The usefulness of the term ‘value’ (given
its many registers) in understanding the processes of circulation and exchange
will be something we will debate and discuss throughout the seminar.
Almost all
scholars we read for the first session (Malinowski, Mauss and Graeber) strongly
critique the prevalent and predominant theory of value coming from within the
discipline of economics. The economic theory of value operates with the
utilitarian notion of an individual as a rational and autonomous being seeking
to economize and maximize his/her self interest. Anthropological approaches to
value, instead, advocate the need to attend to the sociality within which value
is embedded. A key observation within these theories is the role played by
rituals, social conventions and mores that guide any act of exchange. The
question that came up over and again in response to this claim is: ‘is it
possible to discount self interest completely from social relationships that are
geared towards creation of value? Do we not find vestiges of self interest in
all kinds of social relationships? Reflecting on this question again, can we
consider the possibility of reading the anthropological critique of utilitarian
theory of value as not exempting the notion of self interest inherent in social
relationships, but only resisting the reduction of all transactions among
individuals to the maximization of self interest? From this point of view, how
then do we distinguish social activity from economic activity, or is there a
need to make this separation at all?
Another major question
was around value and conservation of heritage. Where does value reside? In
objects or in social relationships that give meaning to those objects? If we
read Weiner closely, she seems to be arguing that there is a ‘transcendental value’

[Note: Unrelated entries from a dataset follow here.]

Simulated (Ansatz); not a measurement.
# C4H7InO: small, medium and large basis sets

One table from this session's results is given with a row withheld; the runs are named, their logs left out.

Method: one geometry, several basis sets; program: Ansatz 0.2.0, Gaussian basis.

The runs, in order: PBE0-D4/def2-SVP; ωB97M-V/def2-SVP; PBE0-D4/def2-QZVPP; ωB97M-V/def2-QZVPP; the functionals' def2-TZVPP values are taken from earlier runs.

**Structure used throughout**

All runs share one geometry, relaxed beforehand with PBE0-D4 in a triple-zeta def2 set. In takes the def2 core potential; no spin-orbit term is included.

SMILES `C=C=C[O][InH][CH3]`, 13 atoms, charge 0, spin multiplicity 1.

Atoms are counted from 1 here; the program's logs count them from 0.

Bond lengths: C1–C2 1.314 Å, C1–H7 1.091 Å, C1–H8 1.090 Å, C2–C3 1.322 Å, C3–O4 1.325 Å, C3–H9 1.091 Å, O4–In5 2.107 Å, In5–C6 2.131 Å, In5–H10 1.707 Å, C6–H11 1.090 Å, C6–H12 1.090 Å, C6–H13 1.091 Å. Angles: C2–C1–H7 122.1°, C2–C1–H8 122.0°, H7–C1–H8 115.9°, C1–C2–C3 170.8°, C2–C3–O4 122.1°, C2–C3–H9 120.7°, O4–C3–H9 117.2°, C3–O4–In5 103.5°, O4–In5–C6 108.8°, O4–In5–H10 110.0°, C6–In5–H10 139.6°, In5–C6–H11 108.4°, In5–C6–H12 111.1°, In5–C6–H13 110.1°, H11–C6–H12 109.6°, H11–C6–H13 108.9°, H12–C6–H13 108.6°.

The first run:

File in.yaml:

that inheres in objects (with a precondition that individuals recognize it). This, then, also seems to imply that the
value that inheres in objects also belongs to the immaterial realm of memory /
history / time. What does such a reading of Weiner entail while thinking about
the practical problem of conservation of heritage?
Others such as
Munn seem to point to value as arising in action – as a potentiality that is
realised in action. This is significant since the potential for action also
rests on having objects to exchange. How does this link to objects that are
kept out of circulation, or people who are out of the network of circulation by
virtue of possessing nothing to exchange? In the former case of objects kept out
of circulation, should one understand value in terms of actions that can keep
it out of circulation (i.e., the very act of keeping it out of circulation as
what contributes to its value)? This requires a further reading of Munn, in
order to achieve more conceptual clarity in terms of how value is created through
action. To address the latter problem,
we also need to look into debates around alms / charity, etc., which we will be
reading about in the subsequent sessions.
Another
significant point to think about is, perhaps, the relation between ‘wealth’ and
‘value’, since none of the works discuss the meaning of ‘wealth’ itself. Do
objects that are ‘valuable’ indicate a sign of wealth, even if they have no
commercial value? Or does wealth presuppose commercial value? Should wealth be understood in terms of what it
can make available (‘purchase’), or in terms of what can be given away (‘gift’
and its relation to status)?
-Rashmi &
Maithreyi
Thanks Rashmi and Maithreyi for these comprehensive notes, outlining issues that will recur throughout the seminar.
ReplyDeleteI think Graeber, in successive chapters, tries to address the problem of wealth (what counts as valuable and the social significance of possessing valued objects) and how value is created through various social practices, including exchange, circulation, and the attribution of histories and meanings to objects, by drawing on these various authors. His discussion of the distinction between value and meaning is also useful here. Oddly, he does not draw much on Weber and other classical social theorists such as Tocqueville who distinguished between wealth and social status, and tried to understand their interconnections.
A basic theoretical problem in all these discussions stems from their seeming reliance on the classic divide between 'materiality' and 'abstraction', or materialism/ idealism - a fundamental move of western philosophy that confounds the understanding of the symbolic meaning of objects (merely 'material'), especially in 'primitive' or precapitalist societies such as the Melanesian ones described by Strathern et al. I think Munn, Strathern and others are struggling to overcome this dichotomy through an 'emic' or cultural analysis of how these systems of exchange are understood by the actors involved.
We will encounter the same problem in Marx's theory of value - although his notions of reification, commodity fetishism, etc point to a possible resolution of the materiality/ immateriality dualism, he does not go the distance because he also adheres to a 'naturalistic' notion of human activity and labour as the fundamental basis of social life.